Denny v. Graeter

Per Curiam.

Action by Graeter against Denny and wife, to foreclose a mortgage. Issue, trial by the Court, finding and judgment for the plaintiff

A new trial was asked on the ground that the finding was not sustained by the evidence, and that the amount found was too large. We perceive no error in these respects.

Again, it is urged that the Court had no jurisdiction, the title to real estate coming in question. Graeter had sold the premises to Denny, who, with his wife, executed the mortgage to secure the purchase money. It was alleged that Graeter had no title when he made the conveyance. Reply that he had title. The Court could try the question of title thus raised. Toner v. Mitchell, 13 Ind. 530.

Several other errors are assigned, but they all relate to the character of the judgment rendered, and as no exception was taken in the Court below in this respect, we shall not notice them here.

The judgment below is affirmed with costs and two per cent, damages.

There was a petition for a rehearing filed herein, and the following opinion was rendered thereon:

Worden, J.

In this case the mortgage was given to secure the payment of two promissory notes, one of which was due at the commencement of the suit, and the other not. The Court found that there was due the plaintiff the sum of 239 dollars and 60 cents, and that there would be due on the 10th of April, 1861, the further sum of 220 dollars and 83 cents, but did not find whether the property was susceptible of division. No motion for a new trial was made on the ground that *22the Court had not passed upon the question as to the susceptibility of division of the property, even if the defect could be reached in that way, nor was any other motion made by which it was sought to call the attention of the Court to the point. Nor was any motion made to arrest judgment.

It is abundantly clear that on the finding the plaintiff was entitled to judgment; that is to say, he was entitled to judgment for the 239 dollars and 60 cents then due, and that so much of the mortgaged premises as might be necessary, be sold to pay that amount. It is only where a judgment is to be rendered embracing installments not due, that any inquiry is necessary as to the divisibility of the property. 2 R. S. 1852, p. 176, sec. 637, et seq.

The Court could not rightfully render judgment for the whole, including that which was not due, without having found that the property was not susceptible of division; and if susceptible of division, the particular division should be determined by the Court. Brugh v. Darst, 16 Ind. 79.

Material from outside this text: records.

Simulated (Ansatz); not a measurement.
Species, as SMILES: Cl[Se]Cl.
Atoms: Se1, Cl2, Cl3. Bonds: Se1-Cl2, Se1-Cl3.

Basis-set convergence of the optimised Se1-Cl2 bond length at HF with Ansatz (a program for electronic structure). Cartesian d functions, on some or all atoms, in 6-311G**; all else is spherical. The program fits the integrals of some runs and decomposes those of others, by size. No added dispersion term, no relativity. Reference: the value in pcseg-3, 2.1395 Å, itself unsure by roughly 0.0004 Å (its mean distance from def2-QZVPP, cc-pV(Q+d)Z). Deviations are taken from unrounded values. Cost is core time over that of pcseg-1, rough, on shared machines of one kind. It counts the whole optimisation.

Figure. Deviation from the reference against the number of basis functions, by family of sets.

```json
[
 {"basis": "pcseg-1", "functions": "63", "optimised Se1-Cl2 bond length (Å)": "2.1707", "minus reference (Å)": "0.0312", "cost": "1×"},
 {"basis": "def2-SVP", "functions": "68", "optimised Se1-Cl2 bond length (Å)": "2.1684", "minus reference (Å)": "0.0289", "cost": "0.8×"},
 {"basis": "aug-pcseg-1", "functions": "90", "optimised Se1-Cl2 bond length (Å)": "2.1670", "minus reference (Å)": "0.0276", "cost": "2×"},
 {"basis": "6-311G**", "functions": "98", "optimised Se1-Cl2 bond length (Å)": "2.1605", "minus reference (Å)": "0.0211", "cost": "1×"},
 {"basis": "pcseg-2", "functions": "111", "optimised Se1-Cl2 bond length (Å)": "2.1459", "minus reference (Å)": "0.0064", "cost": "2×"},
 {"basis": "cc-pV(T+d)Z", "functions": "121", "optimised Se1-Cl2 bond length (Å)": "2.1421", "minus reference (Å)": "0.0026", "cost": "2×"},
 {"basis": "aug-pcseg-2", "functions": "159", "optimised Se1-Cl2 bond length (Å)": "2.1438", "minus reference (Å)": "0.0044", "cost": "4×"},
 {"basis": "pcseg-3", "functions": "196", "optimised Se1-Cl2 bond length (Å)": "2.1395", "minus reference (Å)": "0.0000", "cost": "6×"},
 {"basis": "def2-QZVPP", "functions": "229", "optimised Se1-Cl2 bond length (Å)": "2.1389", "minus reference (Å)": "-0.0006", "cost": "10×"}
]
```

The Court ordered that enough of the mortgaged premises be sold to pay the sum of 239 dollars and 60 cents; and if there remained any portion of the mortgaged premises, and if the 220 dollars and 83 cents should not be paid when due, such residue should be sold to pay the same; and that any residue of the debt be collected of Benny, the maker of the notes. To this judgment no objection was made or exception taken. We have seen that the plaintiff was entitled, on the finding of the Court, to judgment. If the finding did not authorize the particular judgment rendered, the defendant should have,made his objection, and if overruled, taken his exception. There is no force in the point made by the appellant, on petition for rehearing, that a party can not except to the judgment rendered against him. If, when the Court pronounces judgment, the defendant thinks the particular judgment pronounced is not warranted by the record, in-*23eluding the finding or verdict, though some other or different judgment might be, that is a proper time to make his objection. The thing is then by'no means beyond the power or control of the Court, and such corrections or modifications as might be right could be made. In our opinion, in accordance with the whole theory of our practice, if such objections are not made in the Court below, they are unavailing here. Evey v. Smith, 18 Ind. 461.

J. C. Denny for the appellants. Samuel Judah for the appellee.

"The petition for rehearing is overruled.